She was only doing her job.
She was a late stand-in for the pregnant Nicole Kidman.
She was just obeying director’s orders.
She would prefer to be remembered for films she made after the war.
Kate Winslet cannot be faulted in The Reader. She spoke the lines she was given and acted to the best of her immaculate ability. I did not intend here to diminish her triumph.
My problem is with the film itself, specifically with David Hare’s clumsy and anachronistic script which dispels whatever intellectual quest was to be found in Bernhard Schlink’s novel into a simplistic bluperint for vindication.
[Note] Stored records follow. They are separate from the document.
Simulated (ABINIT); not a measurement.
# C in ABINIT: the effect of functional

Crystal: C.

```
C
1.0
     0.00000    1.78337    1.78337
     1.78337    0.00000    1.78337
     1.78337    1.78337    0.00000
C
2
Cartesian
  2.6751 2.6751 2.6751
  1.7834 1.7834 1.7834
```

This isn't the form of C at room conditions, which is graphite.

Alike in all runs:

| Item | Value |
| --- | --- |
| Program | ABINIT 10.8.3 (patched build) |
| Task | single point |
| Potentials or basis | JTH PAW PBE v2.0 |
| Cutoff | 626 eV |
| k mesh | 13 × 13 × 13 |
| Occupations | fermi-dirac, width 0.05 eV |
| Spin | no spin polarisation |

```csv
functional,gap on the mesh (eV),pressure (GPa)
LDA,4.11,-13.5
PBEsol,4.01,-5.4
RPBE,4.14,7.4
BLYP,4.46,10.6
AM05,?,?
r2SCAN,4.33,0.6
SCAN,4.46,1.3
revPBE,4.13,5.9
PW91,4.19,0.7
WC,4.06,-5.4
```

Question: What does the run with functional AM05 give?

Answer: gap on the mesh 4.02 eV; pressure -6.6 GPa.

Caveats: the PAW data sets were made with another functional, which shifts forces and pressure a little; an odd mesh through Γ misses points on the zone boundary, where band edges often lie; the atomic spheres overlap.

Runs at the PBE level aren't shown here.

As a stand-alone, the film could be dismissed as an aberration. But allied to other historically distortive works of the moment, in particular to Jonathan Littell’s odious novel The Kindly Ones, The Reader leads a dangerous drift towards even-handedness in the treatment of the Nazi attempt to wipe out large sections of the human race.
Instead of regarding the Holocaust as a matter of pure evil, we are invited to understand mass murderers, to sympathise with their situation – ‘I am a man like other men … a man like you’, says Littell’s perpetrator – and to regard the victims as either dispensable or insignificant.
Once the wickedness of Hitler’s plan is compromised in this way, it is only a short step to acceptance that there must have been good and bad on both sides, just cause for the victims to be killed. We are on the threshhold here of moral equivalence.
That Oscar gave great pleasure to millions of racists and revisionists. Kate Winslet ought to feel some shame for accepting it. A visit to the Holocaust Museum would be a good start on the road to reflection.